Nigerian oil and gas downstream sector is dominated by cartels who manipulate prices, through artificial supply restriction. These cartels determine volume of importation and the proportion that should be released to the market. At times, they only allow a few products holders to supply the market, while others hoard. Peter Akpatasan former president of NUPENG has stated thus: Deregulation cannot work in a market dominated by cartels. This cartel is so strong that it can continue to manipulate prices out of the reach of common man. You cannot deregulate when you have no refineries. There will be serious economic crisis.
Nigeria’s first refineries have a maximum nominal or installed capacity to process 445,000 barrels of crude oil per day. This is less than 40% of the daily national consumption requirement; such relatively low production capacity is further hampered by maintenance and operational shortcomings. This has resulted in inevitable severe product shortages. The situation is further compounded by the price disparity between the Nigeria markets and her sub-regional neighbours, which encourage product smuggling and further widen the gap between supply and local demand.
Today, more than 90% of petroleum products consumed in the domestic market are imported usually at costs, which naturally reflect international crude oil prices. This is clearly a dysfunctional state of affairs for a policy which is one of the top ten oil producers in the world. The history of fuel subsidy removal in Nigeria is rather a long one particularly with the negative effects it has on the polity.
Indeed, oil has significantly shaped the nature of the Nigerian state. The various ways in which it has shaped the political economy of the state as one involving the compradors and state elites. Nigeria’s political economy is underpinned by oil, which is the basis of its insertion into the global capitalist system. It is noteworthy that Nigeria has been described as a rentier state in the literature on politics and development. The state collects rents from the sales of oil and these are merely distributed through the bureaucratic mill where they are appropriated, misappropriated and siphoned. Local participation in the oil production process is negligible, which explains the dependency on expatriates in the sector and the country’s continuing reliance on imports of refined oil into the country, to the detriment of her current account balance.
However, it can be opined that developing countries, by and large, tend to be less energy efficient than they could be, because of subsidies. Even when rationalized principally on grounds of income distribution, it is noted that subsidies for fuel usually tend to favour the rich more than the poor because the former own more cars and use more fuel. In this wise, the NNPC (1993:3) averts that “the subsidy that would be beneficial would be in health care, mass transit and education”.
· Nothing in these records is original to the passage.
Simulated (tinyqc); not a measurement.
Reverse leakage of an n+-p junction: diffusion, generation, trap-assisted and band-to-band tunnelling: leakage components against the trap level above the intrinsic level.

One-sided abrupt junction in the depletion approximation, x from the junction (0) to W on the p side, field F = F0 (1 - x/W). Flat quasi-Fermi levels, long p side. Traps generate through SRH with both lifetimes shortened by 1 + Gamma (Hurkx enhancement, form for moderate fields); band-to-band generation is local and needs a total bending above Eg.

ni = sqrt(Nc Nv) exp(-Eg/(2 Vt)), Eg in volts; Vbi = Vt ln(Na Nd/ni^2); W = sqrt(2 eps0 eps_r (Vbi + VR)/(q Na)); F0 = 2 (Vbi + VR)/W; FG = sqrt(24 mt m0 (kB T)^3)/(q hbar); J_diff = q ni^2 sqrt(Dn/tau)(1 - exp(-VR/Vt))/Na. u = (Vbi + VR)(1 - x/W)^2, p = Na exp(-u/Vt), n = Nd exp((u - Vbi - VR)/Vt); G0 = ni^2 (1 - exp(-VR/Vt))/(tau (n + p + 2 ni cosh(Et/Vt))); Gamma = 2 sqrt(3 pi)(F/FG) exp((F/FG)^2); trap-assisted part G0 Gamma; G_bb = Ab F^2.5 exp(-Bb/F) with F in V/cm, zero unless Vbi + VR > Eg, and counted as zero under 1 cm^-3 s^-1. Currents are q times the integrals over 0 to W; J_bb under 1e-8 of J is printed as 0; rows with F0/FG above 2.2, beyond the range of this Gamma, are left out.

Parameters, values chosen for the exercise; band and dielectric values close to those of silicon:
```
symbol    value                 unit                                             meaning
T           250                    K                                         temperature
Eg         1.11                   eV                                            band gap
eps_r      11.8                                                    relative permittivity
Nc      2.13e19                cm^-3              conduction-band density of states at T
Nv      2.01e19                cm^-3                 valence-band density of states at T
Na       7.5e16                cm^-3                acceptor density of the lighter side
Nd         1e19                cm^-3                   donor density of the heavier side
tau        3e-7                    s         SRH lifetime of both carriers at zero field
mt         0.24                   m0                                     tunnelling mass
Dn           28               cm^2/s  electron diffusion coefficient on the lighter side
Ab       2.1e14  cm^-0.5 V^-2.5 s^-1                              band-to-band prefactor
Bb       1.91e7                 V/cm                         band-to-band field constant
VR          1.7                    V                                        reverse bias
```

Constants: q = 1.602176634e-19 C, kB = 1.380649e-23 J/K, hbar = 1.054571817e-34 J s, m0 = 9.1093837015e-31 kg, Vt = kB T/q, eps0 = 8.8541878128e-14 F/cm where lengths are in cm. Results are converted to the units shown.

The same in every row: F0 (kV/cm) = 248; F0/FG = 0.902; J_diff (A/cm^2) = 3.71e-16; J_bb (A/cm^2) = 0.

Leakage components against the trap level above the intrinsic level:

There is the need to price fuel in a way that recognizes its temporariness since a barrel of oil once lifted is gone forever and is no longer available for lifting at a future date. In this context, there should be a “user” cost to compensate for the fact that future generations are permanently denied access to the same barrel. A consumption tax or subsidy phase out could prove useful in making up for this by releasing resources with which to transform the economy. Because oil and fossil fuels have a limited lifespan, they fall into a category known as exhaustible resources.
As for Nigeria, its proven reserves are estimated at 40 billion barrels. This figure could be augmented by new offshore findings. At the rate of 2.5 million barrels per day, the life index of the oil can be put about 43 years. This merely brings home the fact that oil is finite and that the well will soon dry up. The common argument advanced for having subsidy for fuel in Nigeria is that it is endowed with huge oil reserves and thus making energy cheap could enhance economic growth and protect the populace from needless hardships arising from exorbitant prices.
This is nevertheless untenable, as nothing is passed on to future generations. Accordingly, the best way to ensure continuity and inter-generational equity is to exploit the resources optimally and use proceeds from it to transform the economy so that long after the point of reserve exhaustion, the society can continue to be self sustaining. It is ridiculous to expect the nation to invest heavily in oil production only for just recovering the cost of production at the end of the day.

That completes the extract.